# Explanation of the Vatti clipping algorithm

I am going through the Vatti Arbitrary Polygon Clipping Algorithm, but got stuck at their very initial explanation. It says the following:

Call an edge of a polygon a left or right edge if the interior of the polygon is to the right or left, respectively. Horizontal edges are considered to be both left and right edges. A key fact that is used by the Vatti algorithm is that polygons can be represented via a set of left and right bounds which are connected lists of left and right edges, respectively, that come in pairs. Each of these bounds starts at a local minimum of the polygon and ends at a local maximum. Consider the "polygon" with vertices $\{p_0, p_1, ..., p_8\}$ shown in Figure 1(a). The two left bounds have vertices $\{p_0, p_8, p_7, p_6\}$ and $\{p_4, p_3, p_2\}$, respectively. The two right bounds have vertices $\{p_0, p_1, p_2\}$ and $\{p_4, p_5, p_6\}$.

The image it refers to is:

I do not understand the vertices of the second left bound $\{p_4,p_3,p_2\}$. How are these vertices derived?

• It looks to me that it's just finding runs of monotonic edges. Given a defined winding order (in this case anticlockwise), then you can identify P6 through P0 as a decreasing run, as is P2 through P4. Since the left most vertex, P8, is on a decreasing run, the decreasing runs define left boundaries (and therefore increasing runs, right boundaries) May 27, 2016 at 9:59
• Not sure if it will help you but Clipper uses Vatti's algorithm. The docs mention: "A section in 'Computer graphics and geometric modeling: implementation and algorithms' by By Max K. Agoston (Springer, 2005) discussing Vatti Polygon Clipping was also helpful in creating the initial Clipper implementation." May 28, 2016 at 13:56
• @EcirHana The example of the OP is actually based on that, which can be found at what-when-how.com/computer-graphics-and-geometric-modeling/… May 3, 2021 at 19:19

(Promoting "comment" to an answer)

It looks to me that it's just finding monotonic runs of edges. Given a defined winding order (in this case anticlockwise), then you can identify {P6, P7, P8, P0} as a decreasing run, as is {P2, P3, P4}. Since the left most vertex, P8, is in (**the middle of) a decreasing run, the decreasing runs define left boundaries and, therefore, increasing runs are right boundaries.

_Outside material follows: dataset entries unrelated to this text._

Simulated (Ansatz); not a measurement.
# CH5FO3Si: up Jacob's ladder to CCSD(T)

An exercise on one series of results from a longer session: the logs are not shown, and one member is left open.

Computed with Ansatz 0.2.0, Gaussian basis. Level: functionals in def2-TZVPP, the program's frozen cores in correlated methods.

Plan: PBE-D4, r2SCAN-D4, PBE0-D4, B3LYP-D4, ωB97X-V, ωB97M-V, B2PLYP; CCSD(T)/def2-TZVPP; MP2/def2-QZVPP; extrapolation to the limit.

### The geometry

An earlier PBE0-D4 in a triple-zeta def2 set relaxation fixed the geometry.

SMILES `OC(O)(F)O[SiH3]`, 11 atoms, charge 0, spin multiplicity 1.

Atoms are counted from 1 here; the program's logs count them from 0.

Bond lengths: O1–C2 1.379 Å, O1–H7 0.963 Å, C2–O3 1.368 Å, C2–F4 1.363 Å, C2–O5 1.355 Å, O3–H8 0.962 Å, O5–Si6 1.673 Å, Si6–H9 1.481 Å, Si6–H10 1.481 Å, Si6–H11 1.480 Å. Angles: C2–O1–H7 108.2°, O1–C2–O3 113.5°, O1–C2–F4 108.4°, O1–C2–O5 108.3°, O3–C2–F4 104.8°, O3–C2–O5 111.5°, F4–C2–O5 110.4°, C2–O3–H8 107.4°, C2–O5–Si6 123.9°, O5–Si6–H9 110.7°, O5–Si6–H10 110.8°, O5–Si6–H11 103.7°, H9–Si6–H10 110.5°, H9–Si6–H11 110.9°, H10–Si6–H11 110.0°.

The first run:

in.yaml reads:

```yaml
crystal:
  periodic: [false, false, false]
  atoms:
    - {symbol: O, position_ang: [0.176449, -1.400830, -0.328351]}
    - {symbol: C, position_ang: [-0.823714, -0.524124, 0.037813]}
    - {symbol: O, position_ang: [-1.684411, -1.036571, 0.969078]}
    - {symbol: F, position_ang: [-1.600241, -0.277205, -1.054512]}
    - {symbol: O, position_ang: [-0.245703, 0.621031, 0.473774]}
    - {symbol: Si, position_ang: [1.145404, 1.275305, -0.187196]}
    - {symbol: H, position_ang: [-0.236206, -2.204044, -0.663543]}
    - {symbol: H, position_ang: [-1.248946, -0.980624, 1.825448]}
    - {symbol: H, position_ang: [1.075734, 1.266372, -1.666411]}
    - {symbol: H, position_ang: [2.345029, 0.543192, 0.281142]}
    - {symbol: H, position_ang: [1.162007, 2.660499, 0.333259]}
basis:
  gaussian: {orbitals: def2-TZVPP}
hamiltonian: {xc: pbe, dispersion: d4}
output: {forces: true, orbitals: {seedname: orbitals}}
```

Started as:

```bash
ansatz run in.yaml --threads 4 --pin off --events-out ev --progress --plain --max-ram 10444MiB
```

**it just occurred to me that if the left most point is at the beginning/end of a monotonic run then a slightly more involved rule will need to be applied involving the edges entering/leaving that point.

{𝑝0,𝑝8,𝑝7,𝑝6} and {𝑝4,𝑝3,𝑝2} are called "left bounds" because if you look at both these bounds, the polygon interior is to the right of them:

Likewise, {𝑝0,𝑝1,𝑝2} and {𝑝4,𝑝5,𝑝6} are "right bounds" because the polygon interior is at their left:

For reference, this example comes from: http://what-when-how.com/computer-graphics-and-geometric-modeling/clipping-basic-computer-graphics-part-5/

The left bounds are defined as edges where the interior of the polygon is on the right. Think of them as just being the left edge of the shape. You can see from the given polygon that one left edge (the one furthest on the left) starts at P0 and goes to P6. This is the leftmost edge of the polygon. The only other area of the polygon that has an edge on the left side is the part that looks like a devil horn on the right. Its left edge starts at P4 and goes up to P2.